The limitations of use: Under the CPRA, consumers have additional rights to opt-out and request that businesses limit the use of their personal data. Here, consumers can stipulate that their personal information is only used when absolutely necessary to perform a service, provide requested goods, or as prescribed by law. Should a business use a consumer’s sensitive personal information for any purpose other than what they’ve consented to, they have the responsibility to inform consumers.

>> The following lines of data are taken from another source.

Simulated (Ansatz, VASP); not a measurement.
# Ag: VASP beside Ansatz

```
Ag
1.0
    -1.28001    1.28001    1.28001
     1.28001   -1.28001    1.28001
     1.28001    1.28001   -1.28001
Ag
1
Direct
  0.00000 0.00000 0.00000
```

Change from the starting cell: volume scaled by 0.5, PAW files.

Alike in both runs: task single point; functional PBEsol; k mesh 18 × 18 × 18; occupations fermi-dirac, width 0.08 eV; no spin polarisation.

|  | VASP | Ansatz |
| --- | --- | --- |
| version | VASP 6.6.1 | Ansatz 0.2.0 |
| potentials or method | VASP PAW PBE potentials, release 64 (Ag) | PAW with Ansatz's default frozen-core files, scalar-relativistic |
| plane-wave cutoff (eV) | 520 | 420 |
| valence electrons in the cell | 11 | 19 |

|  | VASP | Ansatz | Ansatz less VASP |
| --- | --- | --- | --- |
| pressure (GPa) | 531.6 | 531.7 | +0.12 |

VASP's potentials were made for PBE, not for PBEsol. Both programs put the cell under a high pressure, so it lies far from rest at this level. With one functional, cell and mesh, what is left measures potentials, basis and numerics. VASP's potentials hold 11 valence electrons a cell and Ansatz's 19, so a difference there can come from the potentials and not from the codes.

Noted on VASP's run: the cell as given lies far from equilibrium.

The clearer channels for opting out: Businesses also have the obligation to ensure that consumers can easily limit the sale, sharing, and use of their sensitive personal information by providing a clear link on their webpages to “limit the use of [my] sensitive personal information” as well as one that allows a consumer to opt-out of the sale or sharing of personal information. Businesses must respect any indication that a consumer has chosen to opt-out.
The new authority: Say hello to the California Privacy Protection Agency, the United States’ first agency exclusively dedicated to preserving consumer privacy rights. Governed by a five-member board selected for its expertise in areas of consumer rights, privacy, and technology, the CPPA would have the ability to issue administrative fines of up to US$2,500 per violation or up to $7,500 per intentional violation or violations involving minors, while also enforcing auditing requirements. The CPPA would also be tasked with boosting awareness of consumer privacy rights, offering guidance to businesses and individuals alike. This is a significant change from the original provisions set forth in the CCPA which had originally left authority in the hands of the California Attorney General’s Office.
The difference between sale or share: One of the most pointed criticisms of the CCPA was its “Do Not Sell” clause in its definition of what constitutes as the “sale” of personal information when today’s digital landscape predominantly operates on the basis of data “sharing”. When data is passed on across a network of adtech and martech vendors, it is more so shared than sold—this practice, of course, informs the process of cross-contextual behavioural advertising and audience targeting. With data sharing now falling under the remit of a “Do Not Sell or Share” clause, marketers should continue to invest in exploring solutions that no longer rest on third-party data while ensuring that publisher partners are vetted on a rolling basis to validate whether data is obtained ethically.
The enforcement: The CCPA previously offered a generous 30-day “cure period”. This meant that upon being notified of non-compliance by the California Attorney General, businesses had the ability to address the alleged non-compliance without penalty. Far less generous than its predecessor, the CPRA no longer provides this 30-day grace period before businesses can potentially be fined.
A critical starting point
The changes certainly are significant, many of which bear implications for marketers as much as small business owners that will once again need to re-evaluate existing practises and place some spend behind data compliance efforts. While Californians have voted yes, the framework has not been without its share of criticism from rights groups and non-profit organisations across the country who’ve cited concerns that the CPRA encourages businesses to put a premium on privacy.
But for the most part, we’d argue that the CPRA is a step in the right direction as it comes to gradually mirror the European Union’s General Data Protection Regulation—arguably the gold standard in data protection frameworks today. From its reporting requirements and an overall ethos of data minimisation, the CPRA presents a valuable look into what consumers really care about today when it comes to their data: more control.
Data protection and data compliance is an investment in itself but the cost of ultimately putting your consumers first is priceless. With data as the lifeblood of today’s digital marketing ecosystem, we owe it to our consumers to treat their data well. Now confronted with a confluence of milestones—be it the eventual enactment of CPRA or the ever-looming cookiepocalypse—the realities of a far-more privacy-centric digital landscape are becoming clearer than ever.
For one, we need better infrastructures—those that already incorporate privacy-by-design and consent mechanisms—in order to reduce the barriers to compliance. As the industry gradually moves away from third-party data, we also need more collaboration: it’s only through a unified ecosystem of brands, platforms, and publishers can we hope to see a more compliant ecosystem, anchored by first-party data.
Think of the CPRA as a wake-up call: take a closer look at what you’re doing today and what you can do better.